Hughes wrote more than 20 books for children, but this is thought to be his first. It came to light after his widow, Carol, found the manuscript among his papers last year, the verses neatly typed and stuck on, the pages bound with string, and the joint authorship in capitals on the title page: “JIM DOWNER AND TED HUGHES.” When she discussed it with the lawyer handling the estate, he mentioned that, by coincidence, he had met Downer at a lunch party several weeks earlier, and got in touch with him at once to tell him of the discovery. It is being published in facsimile form this month by Thames & Hudson.
Downer, now 79, was not only staggered by the find, but also deeply moved; he had dreamt up the Timmy project to show his girlfriend Wendy his credentials as a possible husband and father. As it was, she didn’t need the finished product to be impressed. There are pictures of her at various ages in his home on the Isle of Wight, some of them taken not long before her sudden death six years ago.
Talking to Downer about his time with Hughes at 18 Rugby Street, a Georgian terrace house in Bloomsbury, is like opening a casement into another world. It is England all right, but not as we have come to know it. It is the Fifties. There is no electricity, no bathroom and just one toilet, which is in the coal cellar beneath a metal plate in the pavement. This means that everyone has a sooty backside.

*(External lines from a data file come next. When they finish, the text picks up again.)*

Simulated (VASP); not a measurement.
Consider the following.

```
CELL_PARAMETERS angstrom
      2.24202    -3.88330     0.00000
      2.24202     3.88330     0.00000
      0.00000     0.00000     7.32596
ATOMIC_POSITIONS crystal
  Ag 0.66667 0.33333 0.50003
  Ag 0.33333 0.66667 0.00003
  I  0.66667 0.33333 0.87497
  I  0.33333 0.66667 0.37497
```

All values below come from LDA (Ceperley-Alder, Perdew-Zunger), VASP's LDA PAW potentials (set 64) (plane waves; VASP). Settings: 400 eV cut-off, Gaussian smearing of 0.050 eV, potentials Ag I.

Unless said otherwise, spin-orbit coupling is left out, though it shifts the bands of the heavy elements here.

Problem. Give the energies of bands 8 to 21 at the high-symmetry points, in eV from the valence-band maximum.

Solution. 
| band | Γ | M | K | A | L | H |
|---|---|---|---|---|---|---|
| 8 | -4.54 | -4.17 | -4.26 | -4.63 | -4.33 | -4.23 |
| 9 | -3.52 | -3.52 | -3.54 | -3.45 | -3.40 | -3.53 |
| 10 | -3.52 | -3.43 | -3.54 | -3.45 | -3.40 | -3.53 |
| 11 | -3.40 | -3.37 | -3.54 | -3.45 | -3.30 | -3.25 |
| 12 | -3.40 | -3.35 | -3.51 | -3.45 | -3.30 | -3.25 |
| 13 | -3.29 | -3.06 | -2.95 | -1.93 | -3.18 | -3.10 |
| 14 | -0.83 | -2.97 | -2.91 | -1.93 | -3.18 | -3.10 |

The most extraordinary people come and go. There is Hughes himself, now in his mid-twenties, who uses the house when he is down from Cambridge at weekends. Sylvia Plath lives nearby and she comes round to see him. Some of the rooms have floors with fine linenfold panelling, all covered over by the paint of successive tenants. Downer has the top flat, which is the old servants’ quarters – low ceilings, tongue-and-groove timbered walls. He is just down from Leeds College of Art. He bumps into Hughes at the shared sink on the landing. They talk of Yorkshire, the countryside rather than the towns.
Downer is the youngest and most sociable, and the frequent parties take place in his flat. Peter O’Toole shares this for a while, having had to leave his previous accommodation for reasons that Downer never learns. He comes for a weekend and stays six months. He still has a Pinocchio nose, which will be altered by the time he is in Lawrence of Arabia. Downer met him at a party where the RADA student was pretending to a girl that he had been at Leeds College of Art, whereas he had really been a cub reporter on the Yorkshire Evening Post.
Albert Finney, a fellow student of O’Toole’s, visits. So does the French film star Jacques Tati, for whom Downer’s girlfriend is working as an assistant film editor. Hughes and Tati have a curious, gentle relationship, each finding some mystical quality in the other. David Lean also comes. Hughes has a brooding presence, which the girls find irresistible. When he is there, they don’t pay so much attention to O’Toole. Dylan Thomas is drinking by himself in the Lamb, round the corner in Lamb’s Conduit Street. Downer approaches him to say hello and is told to f*** off. The three of them, Hughes, O’Toole and Downer, go busking outside cinemas, with the actor giving word-perfect renditions from a new Broadway show called West Side Story.
It changes when Plath appears. She and Hughes are an impenetrable bubble, so engrossed with each other, they seem to have no need for anyone else. Hughes was later to tackle the subject of this house in a poem, 18 Rugby Street, with its
“…catacomb basement heaped with exhaust mufflers,
Assorted jagged shards of cars, shin-rippers
On the way to the unlit and unlovely
Lavatory beneath the street’s pavement.”
Downer lived there because his employer, the exhibition designer Monty Reed, had a lease on the property, which was owned by Rugby School. Hughes had the use of a flat through the father of a university friend. Into those monochrome and still austere times, the Festival of Britain had arrived with a splash of colour and the promise of artistic freedom. Downer, who went on to become a highly successful designer and inventor, was enthralled by the possibilities; you can see the now quaint modernism of mid-Fifties lines in his illustrations for Timmy the Tug.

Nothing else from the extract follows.